[Seaside-dev] encoding/decoding Streams

Thu Jul 31 10:46:36 UTC 2008

2008/7/31 Paolo Bonzini <bonzini at gnu.org>:
>>> 1) Would it make sense to change WACodec>>#encode: and WACodec>>#decode:
>>> to
>>> > accept streams instead of Strings?
>>
>> The servers I had to do with deal with Strings and not Streams.
>
> Swazoo supports feeding data to the socket directly for a stream, but the
> Seaside adaptor cannot use the feature because it has to convert the
> WAResponse's contents to a String just to feed it to the codec:
> ...
> (It's a little more complicated because you'd need the SwazooRequest to make
> the SwazooResponse, using "swazooRequest streamedResponse", but not a big
> deal).

There are two kinds of streaming
- streaming of the response after it has been created
- streaming of the response while it is been created

The second is a big deal. You better get familiar with:
http://www.google.ch/search?q=illegalstateexception+response+already+committed

Making WACodec stream based would address only the first one. If the
current conversion from string stream to string and back has a
noticeable performance impact then we should change it.

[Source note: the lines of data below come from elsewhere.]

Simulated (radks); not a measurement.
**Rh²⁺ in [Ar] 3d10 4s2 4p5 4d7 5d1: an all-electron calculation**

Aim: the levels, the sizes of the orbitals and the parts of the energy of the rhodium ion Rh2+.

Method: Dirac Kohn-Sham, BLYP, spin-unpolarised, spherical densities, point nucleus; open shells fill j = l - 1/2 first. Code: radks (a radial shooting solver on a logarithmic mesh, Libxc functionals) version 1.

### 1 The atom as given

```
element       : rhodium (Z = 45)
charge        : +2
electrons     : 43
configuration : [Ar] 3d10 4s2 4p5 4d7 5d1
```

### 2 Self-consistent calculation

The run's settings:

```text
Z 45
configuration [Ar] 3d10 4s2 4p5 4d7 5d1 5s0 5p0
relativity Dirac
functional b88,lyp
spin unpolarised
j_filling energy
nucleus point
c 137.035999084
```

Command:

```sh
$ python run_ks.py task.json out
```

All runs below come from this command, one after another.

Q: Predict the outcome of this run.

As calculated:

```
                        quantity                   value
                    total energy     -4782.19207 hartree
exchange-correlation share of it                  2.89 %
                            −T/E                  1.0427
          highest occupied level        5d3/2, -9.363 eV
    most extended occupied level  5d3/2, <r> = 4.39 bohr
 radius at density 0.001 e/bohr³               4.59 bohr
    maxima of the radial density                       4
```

> Also, I don't know about Squeak but in both VW and GNU Smalltalk reencoding
> is Stream-based, and it to reencode a String you just have to wrap it again
> in a Stream.

Squeak is String based. But you don't have to use WACodec as a base
for your server adapter. You can write your own stream based one.
You'll only have to use WACodec for url encoding. There the argument
is a string. Arguably the interface of WACodec is a bit too big for
just that.

>>> 2) The tests for codecs assume that the source encoding is ISO-8859-1.
>>
>> I don't see what you mean here.
>
> The .mcz files downloaded from SqueakSource pass an ISO-8859-1 string to
> #encode:, and check that the result is in whatever encoding was passed to
> #newForEncoding:.

No, it passes a Smalltalk string to #encode: and assumes the file in /
out mechanism is working.

The assumption it makes is:

| s |
s := 'é'.
self assert: s size = 1.
self assert: (s at: 1) = $é

Which does not sound unreasonable to me.

>>>  This
>>> is fine for testing purposes, but not necessarily for deployment. Would
>>> it
>>> make sense then to change the constructor so that it can take a source
>>> and
>>> destination encoding?  Or is there something I'm missing?
>>
>> I assume the current tests cause a problem somewhere. Can you elaborate?
>
> No, the tests are not a problem.  But in order to pass them, I had to
> hardcode ISO-8859-1 as the source encoding in GNU Smalltalk's default codec
> (see again how #encode: is implemented, above).

If the source files are ISO-8859-1 then you better treat them as
ISO-8859-1. If you have no way of figuring out what the encoding of
your source files is, then sooner or later it will break.

Cheers
Philippe